Fresha Alternative for Nail Salon Owners
Fresha's free software tier is genuinely attractive when you're starting a nail salon. No monthly subscription, booking included, a clean client-facing interface.
The moment it gets complicated is when new clients book through the Fresha marketplace. That's where the commission structure comes in.
How Fresha's pricing works
Fresha's software is free to use. But when a new client discovers your salon through the Fresha marketplace and books for the first time, Fresha charges a one-time commission on that booking. (Fresha pricing page)
For nail techs who rely on the marketplace to find new clients, this can be a meaningful cost on every client acquisition. If you're building your own following and sending clients directly to your booking page — not depending on marketplace discovery — it's less of an issue. But many nail salon owners don't realize how this works until they see the deductions.

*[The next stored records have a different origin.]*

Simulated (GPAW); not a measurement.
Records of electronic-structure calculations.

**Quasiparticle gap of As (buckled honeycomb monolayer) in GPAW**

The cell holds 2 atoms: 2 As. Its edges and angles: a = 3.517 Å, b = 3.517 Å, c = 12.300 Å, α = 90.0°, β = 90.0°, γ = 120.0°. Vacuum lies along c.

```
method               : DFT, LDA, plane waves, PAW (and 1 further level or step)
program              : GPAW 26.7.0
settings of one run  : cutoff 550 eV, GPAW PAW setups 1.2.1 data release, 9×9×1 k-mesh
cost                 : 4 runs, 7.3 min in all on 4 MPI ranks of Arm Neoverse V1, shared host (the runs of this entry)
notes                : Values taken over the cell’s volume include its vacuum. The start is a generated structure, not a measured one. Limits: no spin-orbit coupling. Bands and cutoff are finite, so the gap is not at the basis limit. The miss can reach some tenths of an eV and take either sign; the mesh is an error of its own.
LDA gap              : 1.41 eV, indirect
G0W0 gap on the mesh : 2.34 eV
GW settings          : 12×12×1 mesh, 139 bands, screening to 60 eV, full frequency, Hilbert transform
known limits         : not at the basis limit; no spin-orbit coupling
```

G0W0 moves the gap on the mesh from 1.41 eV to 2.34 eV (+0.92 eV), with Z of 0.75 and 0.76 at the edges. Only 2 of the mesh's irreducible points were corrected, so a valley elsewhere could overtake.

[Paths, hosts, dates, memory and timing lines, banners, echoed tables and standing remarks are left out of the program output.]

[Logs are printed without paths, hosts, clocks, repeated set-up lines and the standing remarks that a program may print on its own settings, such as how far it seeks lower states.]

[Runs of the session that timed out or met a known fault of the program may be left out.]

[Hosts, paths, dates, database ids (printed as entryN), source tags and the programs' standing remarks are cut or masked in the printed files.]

What nail salon owners look for in alternatives
When nail techs and salon owners look for alternatives to Fresha, the common themes are:
- No per-booking commissions or new-client fees. Pay for the software, not for each new customer who books.
- Your own client relationships. Your client list should belong to you — portable if you ever switch platforms.
- Recurring membership options. Monthly nail-care plans ("one gel manicure per month for $X") are a growing model for nail salons building reliable revenue.
- Transparent pricing. Know exactly what you're paying before the month starts.
Where Fresha is strong
Fresha's salon management tools are solid. Appointment booking, stylist calendars, client profiles, checkout, and the free-tier structure make it accessible for solo nail techs just starting out.
The marketplace reach is a real asset if you're in a competitive area and want discovery traffic to find new clients without spending on ads.
What matters for a nail salon membership model
If your nail salon is moving toward recurring revenue — monthly plans, loyal regulars on autopay — the tools that support that model are different from appointment-booking software:
- Membership plan billing. Sell a monthly nail-care plan from your website. Clients sign up, enter a card once, and are billed automatically every month.
- A website that sells plans. Not just a booking widget — a real site where new clients can learn about your services and join your membership.
- Client portal. Members log in, see their plan, and manage billing without calling you.
- No commissions on new members. When someone signs up through your site, that's your client — no platform taking a cut.
How Ruunly handles it
Ruunly starts at $19/mo. It's built around selling service plans with auto-billing, not appointment scheduling for a commission.
During setup, Ruunly generates a website for your nail salon. You create your membership plans — a monthly gel manicure plan, a loyalty package, a VIP tier — and clients can sign up directly from your site. Billing runs automatically through your Stripe account. No commissions on new clients who join through your own site.
The client portal lets members view their plan and manage billing. Job scheduling is included for appointment tracking. The Fresha marketplace discovery model — where clients find you through a platform search — is not something Ruunly offers. If marketplace discovery is a meaningful source of new clients for your salon, that's a real tradeoff to weigh.
Before you switch — checklist
- Export your client list from Fresha. Pull your full client database before you move — include contact info, service history, and any notes.
- Check for outstanding gift cards or packages. If you've sold gift cards or multi-session packages through Fresha, honor those before migrating.
- Notify your regulars. Your most loyal clients should know before your booking page changes. A direct message goes a long way.
- Set up your Stripe account. Connect your Stripe account before you launch your membership sign-up page.
- Test billing. Run a $1 test charge through your new setup before inviting real clients to sign up.
What you'd leave behind switching away from Fresha
Fresha's marketplace is a real discovery channel. For a new nail salon in a competitive area, being listed in Fresha's search results can generate bookings you wouldn't otherwise get. That's not nothing.
Other things you'd leave behind:
- The Fresha booking interface your regular clients already know
- Any reviews and profile content you've built on the Fresha marketplace
- The appointment management flow specific to beauty services
- Existing client records and booking history in the platform
If you have a meaningful stream of new clients coming through the Fresha marketplace, plan for how you'd replace that before you switch.
The honest comparison
Fresha's free tier and marketplace exposure are genuinely valuable, especially early. If you're relying on marketplace discovery to grow your client base, switching away means replacing that discovery channel yourself.
If you've built your own following and your business is moving toward recurring memberships — where your regulars sign up once and are billed monthly — the commission structure on new marketplace clients becomes a real cost to weigh. A platform built for recurring billing lets you capture that recurring revenue without a per-booking cut on new clients who come through your own channels.
The question isn't whether Fresha is good. It's whether the marketplace model still fits where your business is going.